Mian listened attentively as Netaji said, "Now I intend to go abroad, through the tribal territories of Kabul. So I need your help. You have the experience."
"Yes. It is not a difficult task. But you have to travel up to Peshawar by train, and through the tribal border in disguise," Shah replied.
Bose continued, "Mohammed Sharif, a member of the All India Forward Bloc Working Committee, is helping me. On his advice, I have stopped shaving and have grown a beard. I have a black Sherwani, and am learning from Sharif whatever else is necessary for the disguise." Shah told Netaji to assume the name "Ziauddin', and dress like a Muslim.

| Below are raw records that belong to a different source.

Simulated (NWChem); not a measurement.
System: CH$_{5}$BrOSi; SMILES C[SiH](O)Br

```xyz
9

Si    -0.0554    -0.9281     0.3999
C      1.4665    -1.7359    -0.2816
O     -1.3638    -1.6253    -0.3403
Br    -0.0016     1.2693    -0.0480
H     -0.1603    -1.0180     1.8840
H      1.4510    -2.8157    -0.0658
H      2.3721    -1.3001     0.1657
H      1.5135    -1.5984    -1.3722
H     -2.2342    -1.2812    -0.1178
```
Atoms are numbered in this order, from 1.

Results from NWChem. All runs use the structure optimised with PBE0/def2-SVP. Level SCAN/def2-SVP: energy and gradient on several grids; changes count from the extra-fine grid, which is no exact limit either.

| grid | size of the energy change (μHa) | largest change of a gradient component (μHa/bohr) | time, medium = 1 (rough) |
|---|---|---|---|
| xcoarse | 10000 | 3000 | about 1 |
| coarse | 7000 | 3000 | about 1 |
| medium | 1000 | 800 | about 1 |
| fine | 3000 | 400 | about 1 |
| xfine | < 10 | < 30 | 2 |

"It is time to rise and do something for the freedom of our motherland. The war is on, and I think I must get out of India and personally approach the leaders of countries which are enemies of British imperialism, including those of the Soviet government", Bose stated. The two then discussed the plan threadbare. Shah was introduced to Sisir Bose, Netaji's nephew. Shah and Sisir later went out to shop for the necessary items of disguise from Wachel Molla's, the famous Mohammedan departmental store on Dharamtala Street. Before leaving Calcutta, Shah spent some more time with Netaji, instructing him about his behaviour while passing through the tribal areas, and told him to let the beard grow freely. The language barrier, Shah said, could be solved by covering Bose's mouth and ears with a turban and passing him off as deaf and dumb.

Initially, Netaji wanted his nephew to execute the whole thing without telling his parents, to which Dr Bose had agreed uncomfortably. The escape plan first went thus: Netaji would openly announce that he was retiring for convalescence to Sarat's garden house at Rishra, and from there Sisir would drive him secretly to Burdwan or Asansol. But this plan was cancelled. So was another plot or depart from Woodburn Park. The ground for the cancellations was the same-such moves would unnecessarily alert the police. Finally, they decided that the escape had to take place from the Elgin Road house itself. Netaji's niece, Ila, became a collaborator along with Sisir.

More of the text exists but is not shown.